The fish has enough lore under its belt that it spawned a bestseller, Cod: A Biography of the Fish that Changed the World, revealing how wars were fought over the fish, and how it played a pivotal role in American, Caribbean, African, and European history.
But today, Atlantic cod is under threat, especially in the Gulf of Maine. That's why you won’t find Northwest Atlantic cod in popular food products from Gorton’s fish sticks to the McDonald’s Filet-O-Fish sandwich, according to a study by the Gulf of Maine Research Institute that was published in the journal Science.
The report says rapid ocean warming, combined with a failure to detect changes in the environment or to respond appropriately to them, is to blame for the collapse of the Gulf of Maine cod fishery:
“Over the last decade, sea surface temperatures in the Gulf of Maine increased faster than 99% of the global ocean. The warming, which was related to a northward shift in the Gulf Stream and to changes in the Atlantic Multidecadal and Pacific Decadal Oscillations, led to reduced recruitment and increased mortality in the region’s Atlantic cod (Gadus morhua) stock. Failure to recognize the impact of warming on cod contributed to overfishing.”
The Gulf of Maine’s fisheries have been increasingly regulated—particularly since 2010, when a quota-based management system was implemented. But cod stock has been “chronically overfished,” according to the report. Although an ocean warming trend has been well-documented globally, the temperature rise has been particularly acute in the Northwest Atlantic—an increase of 4°F between 2004 and 2013.
The shortages aren't due to cod fishermen exceeding their designated quotas. Instead, mortality rates have consistently exceeded target levels.
The problem? Fisheries management wasn't keeping up with the rise in temperature in setting its annual quotas. In cooler years, when cod numbers could rebound, the quotas were still too high to be sustainable.
In November 2014, federal regulators halted almost all New England cod fishing after discovering that the population was at only 4 percent of its sustainable level. When the six-month moratorium was lifted, cod fishing quotas were reduced by about 95 percent.

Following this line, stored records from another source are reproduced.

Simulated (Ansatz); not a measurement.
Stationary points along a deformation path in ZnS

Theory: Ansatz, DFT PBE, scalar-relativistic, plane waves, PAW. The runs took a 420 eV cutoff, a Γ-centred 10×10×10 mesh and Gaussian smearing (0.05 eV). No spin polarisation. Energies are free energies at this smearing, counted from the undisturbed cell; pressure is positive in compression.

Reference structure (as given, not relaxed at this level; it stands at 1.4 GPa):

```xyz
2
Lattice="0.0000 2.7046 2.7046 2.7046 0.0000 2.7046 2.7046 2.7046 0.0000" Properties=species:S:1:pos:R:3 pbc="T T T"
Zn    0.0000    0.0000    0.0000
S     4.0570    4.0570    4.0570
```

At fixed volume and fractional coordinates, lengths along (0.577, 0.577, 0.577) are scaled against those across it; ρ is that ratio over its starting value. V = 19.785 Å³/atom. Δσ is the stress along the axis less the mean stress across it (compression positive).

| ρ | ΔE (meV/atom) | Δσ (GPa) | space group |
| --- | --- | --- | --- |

In the U.S., cod has been a common ingredient in frozen fish sticks, the easy-bake meal that has introduced children to seafood for generations. More recently, suppliers have been forced to switch to using Alaskan pollock, but even that may not last. Today, the World Wildlife Federation estimates that 85 percent of the world’s fisheries are either collapsed or fished beyond sustainable levels.